The U.S. Supreme Court will use a Tucson case to decide when police can routinely search the vehicles of the people they arrest.
The justices announced Monday they have agreed to consider a plea by police and prosecutors to overturn a divided state Supreme Court decision last year that restricted the ability of officers to search without a warrant in situations where they need to ensure their safety. In that case, the state justices said once there was no threat, the right to search without a warrant disappeared.
In agreeing to accept the case, the justices acknowledged that, in this case, the occupants of the vehicle searched had been arrested and secured. But they said they want to decide whether the Fourth Amendment of the U.S. Constitution, which bars unreasonable search and seizure, requires law enforcement officers "to demonstrate a threat to their safety or a need to preserve evidence related to the crime of arrest" before they can look through a vehicle without a search warrant.

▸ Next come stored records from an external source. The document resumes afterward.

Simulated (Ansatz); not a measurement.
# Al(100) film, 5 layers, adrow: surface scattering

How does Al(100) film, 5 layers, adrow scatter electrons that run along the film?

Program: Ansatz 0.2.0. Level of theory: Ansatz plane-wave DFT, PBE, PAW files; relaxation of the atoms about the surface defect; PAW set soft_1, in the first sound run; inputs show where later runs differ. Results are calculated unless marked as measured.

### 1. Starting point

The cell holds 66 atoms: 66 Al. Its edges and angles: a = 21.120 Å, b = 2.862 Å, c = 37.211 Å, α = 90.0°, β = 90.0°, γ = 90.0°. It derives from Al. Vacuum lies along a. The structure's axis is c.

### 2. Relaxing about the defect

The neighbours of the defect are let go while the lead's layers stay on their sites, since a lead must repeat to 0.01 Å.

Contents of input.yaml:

Whatever the court rules will have nationwide implications.
Court records show that two uniformed Tucson police officers went to a house in 1999 after receiving a tip about narcotics activity there. Rodney Gant answered the door but said the owner wasn't home.
Police later checked records and learned Gant had a suspended driver's license and had an outstanding warrant for driving on a suspended license. They returned to the house.
When Gant drove up and got out of the car, he was arrested, handcuffed and placed in the back of a patrol car. When officers searched his car, they said they found a small bag of cocaine and a weapon. He was subsequently convicted on drug charges after the trial judge refused to throw out the evidence.
But in a 3-2 decision, the majority of the Arizona Supreme Court said the authority of police to conduct warrantless searches is limited to situations of police safety, such as looking for a weapon in the immediate area of the person being arrested, or where waiting for a warrant might result in destruction of evidence.
But Judge Rebecca Berch, writing that majority decision, pointed out that Gant was already handcuffed and in the back of a patrol car. That, Berch said, means the Tucson Police Department violated Gant's Fourth Amendment rights against unreasonable search and seizure.
But Justice Scott Bales, writing the dissent, said searches of vehicles are reasonable and legal when someone who has been in the car is legally arrested.